The next substation on the line is Kalamazoo, twenty-two miles from the power house. Here the current is run through high-tension switches and lightning arresters to two banks of transformers: one bank of three 250-kilowatt, reducing the pressure from 25,000 to 375 volts, for use in the rotary converters; the other bank of three 250-kilowatt, reducing the pressure from 25,000 to 2,500, for use in lighting.
There are two 300-kilowatt rotary converters installed here, one being used for power purposes, and the other for street railway. The local lighting distribution is accomplished by running single-phase circuits out of each of the three phases of the incoming current.
For the commercial lighting, 100-kilowatt transformers are used to step the current down from 2,500 to 230 volts, and connecting to three-wire distributing mains. From the secondary side of these transformers, pressure wires are run back to the station. An automatic induction regulator operating in each of the feeders, maintains the pressure constant on the secondary distribution.
All the lighting, both arc and incandescent, in the business portion of the city, is done by these large converters. There are at present connected to these distributing centers, something over four hundred constant potential alternating inclosed arc lamps, besides a large number of incandescents and small motors.
From Kalamazoo substation, the line extends twenty-four miles to Battle Creek. Midway between Kalamazoo and Battle Creek, at Augusta, a substation is being built which will contain three 300-kilowatt rotary, and three 225-kilowatt step-down transformers. These transformers have a set of coils wound on the cores with the rotary coils, which will give 2,500 volts for lighting the towns of Augusta and Galesburg.

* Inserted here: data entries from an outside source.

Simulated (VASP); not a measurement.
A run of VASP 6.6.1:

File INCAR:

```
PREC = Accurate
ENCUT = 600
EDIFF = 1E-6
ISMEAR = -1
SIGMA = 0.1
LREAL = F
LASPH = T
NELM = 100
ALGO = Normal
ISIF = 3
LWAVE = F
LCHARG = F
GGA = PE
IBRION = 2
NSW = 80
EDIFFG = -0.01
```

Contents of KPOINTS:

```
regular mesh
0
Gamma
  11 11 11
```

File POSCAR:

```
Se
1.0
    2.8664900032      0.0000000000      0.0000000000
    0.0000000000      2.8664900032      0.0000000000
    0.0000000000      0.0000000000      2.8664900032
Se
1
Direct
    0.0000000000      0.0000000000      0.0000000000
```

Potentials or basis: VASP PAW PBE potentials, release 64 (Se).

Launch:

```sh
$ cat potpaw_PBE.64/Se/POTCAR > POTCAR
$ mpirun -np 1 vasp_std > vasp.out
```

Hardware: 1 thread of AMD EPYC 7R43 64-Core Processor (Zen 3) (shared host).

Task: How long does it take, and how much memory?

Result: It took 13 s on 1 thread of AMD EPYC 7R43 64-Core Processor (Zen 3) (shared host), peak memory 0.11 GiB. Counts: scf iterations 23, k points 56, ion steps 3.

This rotary station, together with those at Kalamazoo and Battle Creek, will furnish power for the interurban railway line extending from Kalamazoo to Battle Creek, which is now nearly completed.
The Battle Creek substation and lighting distribution is almost an exact duplicate of the one at Kalamazoo, with the exception that there are only three step-down transformers, and that the secondary coils for furnishing current for lighting and to the rotary converters, are wound on the same core.
A telephone line consisting of two No. 10 galvanized iron wires run on brackets seven feet below the transmission line, and transposed every fifth pole, extends the entire length of the transmission line. Contrary to the prediction of many telephone men who said it would not work, this line is giving excellent results.
There is one complete spiral in the transmission line between the dam and Kalamazoo, and also one between Kalamazoo and Battle Creek.
A contract has just been let for conductors for another line from the power house to Kalamazoo, which will be run on the same set of poles as the present line. This will be of aluminum No. 2 wire, made by the Pittsburg Reduction Company.
All the electric machinery and apparatus in all the plants are of the General Electric Company's manufacture, and has given excellent service and satisfaction from the start.